The Chinese Remainder theorem is usually thought of as an isomorphism of rings, not just of cyclic groups. In this regard it has a vast generalization:
Theorem (Ideal-theoretic CRT): Let R be a commutative ring, and let $I_1,\ldots,I_n$ be a finite set of ideals in $R$ which are pairwise comaximal: for all $i \neq j$, $I_i + I_j = n$R$. Then $I_1 \cap \ldots \cap I_n = I_1 \cdots I_n$ and the natural homomorphism
$R/I_1 \cdots I_n = R/I_1 \cap \ldots \cap I_n \rightarrow \bigoplus_{i=1}^n R/I_i$
is an isomorphism. (See e.g. Theorem 41 on p.31 of http://math.uga.edu/~pete/integral.pdf.)

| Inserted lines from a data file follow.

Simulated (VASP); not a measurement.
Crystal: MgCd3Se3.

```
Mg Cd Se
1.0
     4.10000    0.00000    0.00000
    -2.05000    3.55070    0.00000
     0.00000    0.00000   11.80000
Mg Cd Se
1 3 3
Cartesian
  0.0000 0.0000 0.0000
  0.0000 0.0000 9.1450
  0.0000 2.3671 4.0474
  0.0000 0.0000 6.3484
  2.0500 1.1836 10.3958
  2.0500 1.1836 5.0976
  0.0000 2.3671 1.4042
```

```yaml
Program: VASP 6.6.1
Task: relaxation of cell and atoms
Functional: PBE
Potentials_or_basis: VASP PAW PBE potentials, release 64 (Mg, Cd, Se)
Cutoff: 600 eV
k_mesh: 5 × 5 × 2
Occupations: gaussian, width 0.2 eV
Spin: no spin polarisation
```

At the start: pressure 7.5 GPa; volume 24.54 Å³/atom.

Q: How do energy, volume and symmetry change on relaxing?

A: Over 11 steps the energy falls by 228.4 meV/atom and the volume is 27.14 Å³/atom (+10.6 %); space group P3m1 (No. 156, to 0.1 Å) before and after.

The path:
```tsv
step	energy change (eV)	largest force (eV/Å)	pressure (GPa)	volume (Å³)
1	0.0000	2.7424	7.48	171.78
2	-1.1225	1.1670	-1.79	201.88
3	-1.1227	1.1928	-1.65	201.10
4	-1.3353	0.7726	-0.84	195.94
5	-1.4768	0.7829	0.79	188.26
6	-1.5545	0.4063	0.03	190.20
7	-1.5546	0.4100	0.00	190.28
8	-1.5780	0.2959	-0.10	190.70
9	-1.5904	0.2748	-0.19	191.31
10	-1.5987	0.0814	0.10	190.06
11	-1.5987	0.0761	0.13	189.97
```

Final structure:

One could also think of $\mathbb{Z}/n\mathbb{Z}$ as a $\mathbb{Z}$-module, and then the CRT decomposition is a special case of primary decomposition for $R$-modules. In general rings, primary decomposition is somewhat complicated (e.g. it need not be unique), but for finitely generated torsion modules over a PID there is a straightforward analogue.
Finally, thinking about it in terms of groups, CRT has the following generalization: a finite group is nilpotent iff each Sylow $p$-subgroup is normal and $G$ is the direct product of its Sylow $p$-subgroups. There are Sylow decompositions in certain other group-theoretic contexts as well, e.g. nilpotent profinite groups.